For most people Mardi Gras is the most well known event that happens in New Orleans. For some people, Mardi Gras is all they know about New Orleans.
Either way, its a big deal!
One of the most interesting ways to see behind the scenes of Mardi Gras is to visit Mardi Gras World and see where the amazing floats are made!
Each of the floats is sponsored by a krewe, which is just a group. Could be a business, a club, a weathy person, or really any bunch of people who have time and money. Every year, the krewes must come up with a new float – no reusing the old one. Because of that, the lifespan of a float is a single year. Topping it off with the natural competition between krewes to outdo each other, production quality is very high. Meaning costs are high.
So krewes rent the decorations rather than buy them. Most krewes rent them from Blaine Kerne’s who has basically cornered the market on Mardi Gras decorations.
They make all the decorations in house and store them in one of their 7 warehouses. We toured one of the warehouses.
The size and scale of Blaine Kerne is hard to imagine.
They have pre-made and ready for use figures and sculptures of just about every conceivable kind. If what you want is close to what they have, they will modify what they already have at a fraction of the cost of making one from scratch.
For example, Queen Kong is reused most every year, but every year she looks different.
We saw an old witch that was being re-made to fit a new float. You can see the brown paper mache “patches” being applied to fix cracks.
Many of the existing sculptures are repainted and look completely new. Below in the back you can see a painter making this horse and chariot in blue and orange.
Most of the sculptures are made out of Styrofoam which is hand-cut and formed to meet the designs of the sculptors.
From there, the sculpture is covered in paper mache which smooths the surface and makes it suitable for painting.
Recently, Blain Kern has obtained a computerized milling machine which enables not only 24×7 output, but mass quantities of identical items. For example, all of the Chick-Fil-A cows are made here.
Once sculptures are done, they are added to floats.
The floats are amazing! Incredible levels of detail! Which is doubly impressive since no float is ever re-used so even if the sculpture is re-used the paint and decorations are new every year. It pays to join a krewe with lots of money. Spots on the floats tossing out beads and other stuff to the crowds START at $1000. That’s $1000 for just that one day. And that’s low end.

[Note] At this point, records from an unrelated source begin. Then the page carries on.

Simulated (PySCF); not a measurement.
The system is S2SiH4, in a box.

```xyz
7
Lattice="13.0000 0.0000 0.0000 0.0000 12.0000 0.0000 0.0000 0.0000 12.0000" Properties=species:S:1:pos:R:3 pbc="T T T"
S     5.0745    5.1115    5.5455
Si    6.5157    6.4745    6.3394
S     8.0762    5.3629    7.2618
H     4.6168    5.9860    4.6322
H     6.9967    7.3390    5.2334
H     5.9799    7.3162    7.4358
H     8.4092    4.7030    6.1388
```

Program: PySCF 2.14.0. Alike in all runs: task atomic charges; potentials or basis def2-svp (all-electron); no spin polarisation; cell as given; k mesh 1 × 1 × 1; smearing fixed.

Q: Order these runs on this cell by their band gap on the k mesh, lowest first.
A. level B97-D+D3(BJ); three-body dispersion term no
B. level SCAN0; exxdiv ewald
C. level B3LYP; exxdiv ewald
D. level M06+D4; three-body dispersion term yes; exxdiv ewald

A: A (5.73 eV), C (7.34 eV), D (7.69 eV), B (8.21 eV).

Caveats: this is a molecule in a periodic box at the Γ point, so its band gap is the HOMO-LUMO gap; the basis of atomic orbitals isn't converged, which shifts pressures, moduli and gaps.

There were line after line of floats, just in this one warehouse. Remember, they have 6 more just like this.
Actually those other six are more densely packed since they don’t give public tours of those.
The size and scale are hard to imagine unless you see it for yourself. Many of the sculptures are 10 feet or more in height.
Of course, we couldn’t resist clowning around a bit.
The tour will take about 90 minutes from beginning to end, and it a very unique way to see this part of New Orleans culture.